You need to continuously evaluate what state the counterpart is in and react accordingly. People can drift from the Listening state to the Defensive state, especially when you try to promote some ideas instead of asking calibrated questions. When that happened, you must adjust your strategy and go back to empathetic listening.

I feel the constant monitoring and rebalance is like walking on a tightrope.

Resistance

People will be in the Resistance state when the trust level is too low or not confident expressing. Labeling is the best technique in this case. We usually need to get them into the Talking state.

Summary

This post put In one sentence: listen when trust is low, ask how and what when trust is high, constantly rebalance. The table below summarized the best practices and anti-patterns in driving a conversation aiming to influence.

The Caveat

Can empathetic listening, or any influence skills, build trust in all circumstances? Of course not. In Promised Land, President Obama told his failure to win trust from Republicans who determined to undermine his presidency, regardless of how much effort he and his team spent listening and how much compromise his administration was willing to make.

Not reaching a deal is the second-best option when a win-win is impossible. Facing people with who I can’t build trust, I used to switch gears and treat them as problems rather than humans; then, I try to solve them analytically with the first principle. Or simply put: To fight and compete.

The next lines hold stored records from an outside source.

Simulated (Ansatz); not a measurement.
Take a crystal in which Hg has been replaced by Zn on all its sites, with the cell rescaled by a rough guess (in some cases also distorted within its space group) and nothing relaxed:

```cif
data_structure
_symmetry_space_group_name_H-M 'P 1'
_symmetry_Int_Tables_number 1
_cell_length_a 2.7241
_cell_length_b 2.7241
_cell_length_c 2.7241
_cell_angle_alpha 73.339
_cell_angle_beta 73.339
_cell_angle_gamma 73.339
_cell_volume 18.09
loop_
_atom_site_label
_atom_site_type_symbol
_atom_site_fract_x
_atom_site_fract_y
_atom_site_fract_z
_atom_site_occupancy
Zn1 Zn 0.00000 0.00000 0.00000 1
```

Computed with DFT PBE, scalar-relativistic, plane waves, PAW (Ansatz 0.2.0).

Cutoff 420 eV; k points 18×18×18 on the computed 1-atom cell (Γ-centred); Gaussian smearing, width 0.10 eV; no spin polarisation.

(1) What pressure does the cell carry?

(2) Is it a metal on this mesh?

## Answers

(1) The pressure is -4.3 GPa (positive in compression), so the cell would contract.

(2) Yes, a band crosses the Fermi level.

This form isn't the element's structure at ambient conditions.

Later on, I found that’s a much weaker strategy than avoiding them and go for no deal. Because fighting them forces me to violate my principles on synergy — always striving for win-win. One exception will break the consistency and jeopardize the whole system. Dag Hammarskjöld expressed this idea clearer than anyone else:

“You cannot play with the animal in you without becoming wholly animal, play with falsehood without forfeiting your right to truth, play with cruelty without losing your sensitivity of mind. He who wants to keep his garden tidy doesn’t reserve a plot for weeds.”